Most people struggle to resist Netflix. Bill Gates took a different approach: he bought a TV, then surgically removed the part that made it entertaining.
Sequoia Capital investor Michael Moritz remembers Gates' discipline during Microsoft Corp. (MSFT)'s founding years as something few entrepreneurs could match. In the epilogue to "Leading: Learning from Life and My Years at Manchester United," Moritz described what he called "the most extreme example of this blistering desire to concentrate on his business that I ever encountered."
The TV That Only Played Educational Content
Gates bought a television to watch educational videotapes. Then he disconnected the tuner so he couldn't watch actual shows or movies. It was all discipline, no pleasure. Moritz said this ability to eliminate distractions paid "enormous dividends" for Gates and Microsoft.
Gates himself has talked about this period, describing it as a complete "blackout" from entertainment. For about five years in his 20s, he stopped watching TV and listening to music entirely. The goal was staying laser-focused on software development.
Even the Commute Was Sacred
The radio-free zone extended to Gates' car. In a 2019 interview at Stanford Graduate School of Business, Moritz recalled Gates driving him to the airport in the early 1980s. The car had no radio. Gates explained he'd removed it because he didn't want music or news interrupting his seven-minute, 32-second commute—time he used to think through Microsoft's challenges.
This wasn't casual focus. This was someone who'd calculated his commute down to the second and treated those minutes like a strategic asset.
That discipline lined up perfectly with Microsoft's launch timeline. Gates and Paul Allen registered the company in New Mexico in November 1976, when Gates was just 21. They soon relocated to the Seattle area, and the rest became tech history.
From Extreme Focus to Extreme Giving
Gates has said his intense focus came from curiosity and a drive for constant learning—habits he eventually redirected toward philanthropy. The numbers tell quite a story about that shift.
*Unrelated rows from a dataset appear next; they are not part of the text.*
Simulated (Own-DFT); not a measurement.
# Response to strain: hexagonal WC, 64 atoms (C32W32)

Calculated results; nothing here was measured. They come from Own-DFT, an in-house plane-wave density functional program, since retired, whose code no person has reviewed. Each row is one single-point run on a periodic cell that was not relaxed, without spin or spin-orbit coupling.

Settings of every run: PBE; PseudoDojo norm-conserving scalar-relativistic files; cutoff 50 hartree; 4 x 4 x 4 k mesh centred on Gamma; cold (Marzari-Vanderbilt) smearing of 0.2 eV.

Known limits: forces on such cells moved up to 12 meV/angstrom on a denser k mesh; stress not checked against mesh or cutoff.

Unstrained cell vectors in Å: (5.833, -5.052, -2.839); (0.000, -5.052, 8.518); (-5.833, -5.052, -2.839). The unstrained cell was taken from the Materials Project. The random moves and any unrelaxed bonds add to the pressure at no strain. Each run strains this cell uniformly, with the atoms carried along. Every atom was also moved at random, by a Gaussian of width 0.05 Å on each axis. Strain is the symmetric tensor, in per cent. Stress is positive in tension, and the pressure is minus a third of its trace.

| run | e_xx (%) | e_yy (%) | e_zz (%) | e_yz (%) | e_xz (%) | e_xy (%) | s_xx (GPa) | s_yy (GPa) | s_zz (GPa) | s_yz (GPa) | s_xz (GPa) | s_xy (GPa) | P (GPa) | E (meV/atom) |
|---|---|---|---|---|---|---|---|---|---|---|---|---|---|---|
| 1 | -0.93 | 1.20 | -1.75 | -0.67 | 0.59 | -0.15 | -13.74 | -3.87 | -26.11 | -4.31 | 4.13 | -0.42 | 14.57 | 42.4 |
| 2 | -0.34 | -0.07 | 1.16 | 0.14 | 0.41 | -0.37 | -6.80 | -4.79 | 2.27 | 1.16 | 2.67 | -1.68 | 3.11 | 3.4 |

Forbes estimates Gates could be worth about $1.2 trillion today if he'd kept his original Microsoft shares. Instead, he's sold and donated most of them. He now owns roughly 0.9% of Microsoft, valued at around $28 billion. Gates and ex-wife Melinda French Gates have donated approximately $60.2 billion to their foundation since 2000.
Gates plans to give away virtually all his remaining wealth by 2045 under the Giving Pledge he signed with Warren Buffett. The same person who once removed a radio from his car to optimize a seven-minute drive is now optimizing how quickly he can deploy his fortune for charitable causes.